What is HoNCAML¶
HoNCAML (Holistic No Code Automated Machine Learning) is a tool aimed to run automated machine learning pipelines, and specifically focused on finding the best model and hyperparameters for the problem at hand.
Following the no code paradigm, no Python knowledge is needed. There are two ways to define pipelines:
Through the Graphical User Interface
Through YAML configuration files
HoNCAML (Holistic No Code Automated Machine Learning) is a tool aimed to run automated machine learning pipelines, and specifically focused on finding the best model and hyperparameters for the problem at hand.
Pipelines¶
There are three types of provided pipelines.
Train¶
Train a specific model with the hyperparameters specified.
Input: A dataset for the training.
Output: The model object stored to disk.
Predict¶
Use a model to generate predictions for a specific dataset.
Input: A dataset for the test, together with a model object.
Output: A tabular file with the predictions.
Benchmark¶
Search for the best model and hyperparameters for the dataset at hand.
Input: A dataset for the benchmark.
Output: Main output is a configuration file with the best model and hyperparameters, and a tabular file with the results for all configurations tested.
Focus¶
HoNCAML has been designed having the following aspects in mind:
Ease of use
Modularity
Extensibility
Users¶
HoNCAML does not assume any kind of technical knowledge, but at the same time it is designed to be extended by expert people. Therefore, its user base may range from:
Basic users: In terms of programming experience and/or machine learning knowledge. It would be possible for them to get results in an easy way.

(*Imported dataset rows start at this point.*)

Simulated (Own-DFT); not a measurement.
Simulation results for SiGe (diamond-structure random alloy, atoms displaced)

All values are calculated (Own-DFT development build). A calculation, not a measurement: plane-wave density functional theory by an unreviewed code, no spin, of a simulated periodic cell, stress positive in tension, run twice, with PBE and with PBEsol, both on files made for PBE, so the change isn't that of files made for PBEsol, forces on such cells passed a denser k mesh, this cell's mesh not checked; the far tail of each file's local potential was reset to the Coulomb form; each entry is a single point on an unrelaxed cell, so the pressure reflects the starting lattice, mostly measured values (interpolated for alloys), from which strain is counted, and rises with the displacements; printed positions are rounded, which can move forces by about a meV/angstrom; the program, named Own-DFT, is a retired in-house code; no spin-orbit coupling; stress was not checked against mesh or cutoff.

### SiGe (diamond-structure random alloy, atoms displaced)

Advanced users: It is possible to customize experiments in order to adapt to a specific use case that may be needed by an expert person.
Support¶
Regarding each of the following concepts, HoNCAML supports specific sets of them; nevertheless, due to its nature, extend the library further should be not only feasible, but intuitive.
Data structure¶
For now only data with tabular format is supported. However, HoNCAML provides special preprocessing methods if needed:
Normalization
One hot encoding of categorical features
Problem type¶
At this moment, the following types of problems are supported:
Regression
Classification
Model type¶
Regarding available models, the following are supported:
Sklearn models (ML)
Pytorch models (DL)